Bias in Big Data


Building off the success of the Bias in Big Data workshop, ISGMH’s CONNECT Research Program is leading a new monthly newsletter to connect ethically-minded scientists, researchers, students, and community members with insights, resources, and each other. This #BiasinBigData newsletter will promote the ethical and accurate use of data in understanding the health of populations by centering marginalized voices, amplifying leaders in ethical data science, breaking down silos, and highlighting action steps and resources that can be used today. Sign up here.


Bias in Big Data was a workshop organized by the CONNECT Research Program. The workshop sought to stimulate intersectional discussion about the role of bias in big data and to explore, in particular, how bias in data and data science impacts the health of sexual and gender minority populations. The workshop was hosted in Chicago and live streamed to ensure broad and inclusive participation at no charge.

Video recordings, presentation slides, and digital programs from the 2019 Bias in Big Data workshop can be found here.

In the name of efficiency, our society increasingly relies on data to guide all forms of decision making. This cost-effective, data-led decision making, particularly when guided by unsupervised analytical methods, is often assumed to be free of human bias. However, there is growing concern about the potential misuse of these methods to further oppress already marginalized populations. From hiring decisions, to predictive policing, to auto insurance premiums, poor black and brown populations have been shown to be disproportionately impacted across a wide variety of domains. Less is known however about the impact of these systems on sexual and gender minority (SGM) populations.

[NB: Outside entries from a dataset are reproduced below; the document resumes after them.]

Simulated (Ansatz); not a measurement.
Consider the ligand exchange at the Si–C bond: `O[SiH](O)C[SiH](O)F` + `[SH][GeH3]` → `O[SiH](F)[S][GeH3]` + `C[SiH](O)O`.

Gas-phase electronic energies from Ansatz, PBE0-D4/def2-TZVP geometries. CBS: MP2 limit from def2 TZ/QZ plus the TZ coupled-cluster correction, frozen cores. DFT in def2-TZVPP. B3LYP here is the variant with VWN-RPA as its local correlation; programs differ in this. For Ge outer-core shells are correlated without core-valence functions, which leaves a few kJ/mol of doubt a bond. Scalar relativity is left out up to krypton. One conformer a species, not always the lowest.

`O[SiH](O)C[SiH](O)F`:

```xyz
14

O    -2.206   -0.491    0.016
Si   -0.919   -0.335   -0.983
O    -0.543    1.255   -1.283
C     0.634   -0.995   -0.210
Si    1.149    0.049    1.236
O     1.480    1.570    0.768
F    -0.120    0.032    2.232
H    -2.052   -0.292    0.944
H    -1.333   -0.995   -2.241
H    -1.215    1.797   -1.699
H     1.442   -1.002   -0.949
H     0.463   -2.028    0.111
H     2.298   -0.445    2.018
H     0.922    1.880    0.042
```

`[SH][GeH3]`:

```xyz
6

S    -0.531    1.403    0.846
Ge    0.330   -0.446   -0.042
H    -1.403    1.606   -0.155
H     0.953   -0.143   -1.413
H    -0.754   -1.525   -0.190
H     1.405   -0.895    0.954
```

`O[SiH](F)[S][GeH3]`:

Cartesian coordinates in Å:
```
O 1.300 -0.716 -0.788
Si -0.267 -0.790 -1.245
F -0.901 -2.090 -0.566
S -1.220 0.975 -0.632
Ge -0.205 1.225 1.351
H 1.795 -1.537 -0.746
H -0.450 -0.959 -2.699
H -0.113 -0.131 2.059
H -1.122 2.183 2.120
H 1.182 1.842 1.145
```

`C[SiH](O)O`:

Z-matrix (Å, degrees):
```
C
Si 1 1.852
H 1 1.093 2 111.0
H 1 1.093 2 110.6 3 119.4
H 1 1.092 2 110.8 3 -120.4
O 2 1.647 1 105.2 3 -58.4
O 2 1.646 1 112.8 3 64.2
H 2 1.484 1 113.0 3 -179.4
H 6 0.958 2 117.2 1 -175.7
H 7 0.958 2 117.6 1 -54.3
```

Human biases emerge in these systems through various mechanisms. First, data can only mirror the existing social world – therefore analytical techniques which utilize existing data to predict the future will inevitably replicate and often amplify existing biases. Furthermore, decisions about what data are collected and what questions are important enough to be asked are also shaped by societal biases. Finally, those learning, developing, and deploying data science techniques are often are rarely connected to the communities most harmed by these practices. What results are data systems which function in ways to not only replicate but amplify existing biases and disproportionately hurt the least powerful populations.

The Bias in Big Data workshop aimed to bring together a diverse group of scientists, students, and community leaders at the intersection of technology, data science, and health equity to discuss bias in big data, how bias impacts all marginalized populations, and how bias may specifically impact sexual and gender minority communities.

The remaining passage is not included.